Developer productivity vs devops hell is a compelling argument for MongoDB for fast iteration when building out. I'm fortunate to deal with relatively low scale with my Mongo deployment, but I'm hoping by the time the seams show in Mongo for our needs, we'll be large enough to abide the long road to a hardened and reliable data infrastructure.
MongoDB 3.4 seems like it has a lot of great stuff and I hope to move to it soon.
> Mobile support: CouchDB stands out, in that it can run on an Android or iOS mobile device. In addition to being mobile, the database can also synchronize with a remote master database, allowing the data to be shared easily between mobile devices and servers.
Meteor actually provides exactly this for MongoDB; it has a "minimongo" package in the browser that supports Mongo's query language, running it synchronously against an in-memory copy of the collection [0]. And with Meteor, you can specify "subscriptions" declaratively that enable bidirectional synchronization while their owner components are in scope.
Mongo certainly has some reliability issues (see other comments here) but I've yet to find a full-stack system so painless to develop in, especially if you need realtime support. With things like ToroDB Stampede [1] and a general approach of "write all your code in React with Meteor dependencies factored out into containers," there's a clear migration path towards the relational-based separate-backend-frontend world when you need to go there.
Plus the CouchDB ecosystem has Couchbase for iOS/Android (with their own tradeoffs versus mainline CouchDB) and PouchDB which is a JS version of CouchDB that runs in the browser on just about any platform and can store directly in IndexedDB.
> Snapshots: Any changes to a document occur as a revision and appends the information to the file. This means you can grab a “snapshot” of the file and copy it to another location even while the database is running without having issues with corruption.
This is the main feature I sell when pushing CouchDB.
Use it to project events and you'll see what I mean.
I want to make an obvious point, but I know it confused me quite a bit for a while, so just in case it helps anyone else: There's CouchDB and then there's Couchbase which is similarly named but completely different.
I recommend anyone shopping for databases with easy master/master replication with eventual consistency and no single points of failure to consider Couchbase as well. It's not the same will have it's own set of pros and cons.
> MongoDB is schema-free, allowing you to create documents without having to first create the structure for that document. At the same time, it still has many of the features of a relational database, including strong consistency and an expressive query language.
The author clearly has a different definition of "strong consistency" than most. I don't see how any claims of consistency (in a data usage, not CAP sense) can be made of a database that can't properly store a number as a number or even guarantee that it's a number at all.
Also, does anyone actually like the Mongo query language? It was cute when I first saw it but I pity anyone trying to do anything complicated by manually writing those JSON strings.
MongoDB absolutely stores numbers as numbers. Always has.
And yes in a schemaless database you are required to manage the schema in your application layer as opposed to within the database. If we wanted a database with a rigid schema we would just use a SQL database.

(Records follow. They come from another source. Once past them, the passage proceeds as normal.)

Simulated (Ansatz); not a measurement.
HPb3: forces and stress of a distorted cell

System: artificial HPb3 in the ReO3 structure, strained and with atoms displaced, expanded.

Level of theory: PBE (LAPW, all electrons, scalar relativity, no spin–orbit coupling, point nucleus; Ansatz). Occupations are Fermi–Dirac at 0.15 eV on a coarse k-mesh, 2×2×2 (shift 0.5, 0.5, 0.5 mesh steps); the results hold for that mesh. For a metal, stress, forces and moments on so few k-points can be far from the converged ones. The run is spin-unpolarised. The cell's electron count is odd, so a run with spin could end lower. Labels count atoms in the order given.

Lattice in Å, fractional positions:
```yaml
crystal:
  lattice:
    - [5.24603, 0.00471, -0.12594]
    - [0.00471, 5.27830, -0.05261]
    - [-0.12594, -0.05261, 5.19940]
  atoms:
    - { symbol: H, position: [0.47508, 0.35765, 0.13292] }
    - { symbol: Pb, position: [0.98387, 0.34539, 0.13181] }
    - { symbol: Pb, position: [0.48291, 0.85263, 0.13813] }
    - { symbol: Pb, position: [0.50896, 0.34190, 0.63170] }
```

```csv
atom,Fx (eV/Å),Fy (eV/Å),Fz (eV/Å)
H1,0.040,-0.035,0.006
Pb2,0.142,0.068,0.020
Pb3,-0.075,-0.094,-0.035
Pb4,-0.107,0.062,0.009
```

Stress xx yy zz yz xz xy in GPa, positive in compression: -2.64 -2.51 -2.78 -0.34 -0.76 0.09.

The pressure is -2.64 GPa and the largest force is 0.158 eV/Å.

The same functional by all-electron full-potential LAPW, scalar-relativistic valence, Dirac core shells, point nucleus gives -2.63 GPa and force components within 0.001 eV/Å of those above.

Schemaless by definition means this is not guaranteed. The same property name can hold different types of data from one object to the next. Several other key-value/wide-column have the same exact setup.
Why would it guarantee that ? It's a schema less database. It's not supposed to do that.
And my point is that if you query a single document and the field is a number then it will be returned as a number i.e. it physically stores and understands numbers.
Elasticsearch is not schemaless. It typically requires you to define a mapping (schema) upfront. You can set it to automatically infer the mapping based on the available data but this does not make it truly schemaless.
MongoDB allows a free form schema for every document. You're again comparing apples and oranges.
Not having an enforced scheme means that there is no guarantee a given key exists or that if it does exist, the data type matches what you'd expect it to be. One errant piece of code could insert a bad record that could break some other of piece of code.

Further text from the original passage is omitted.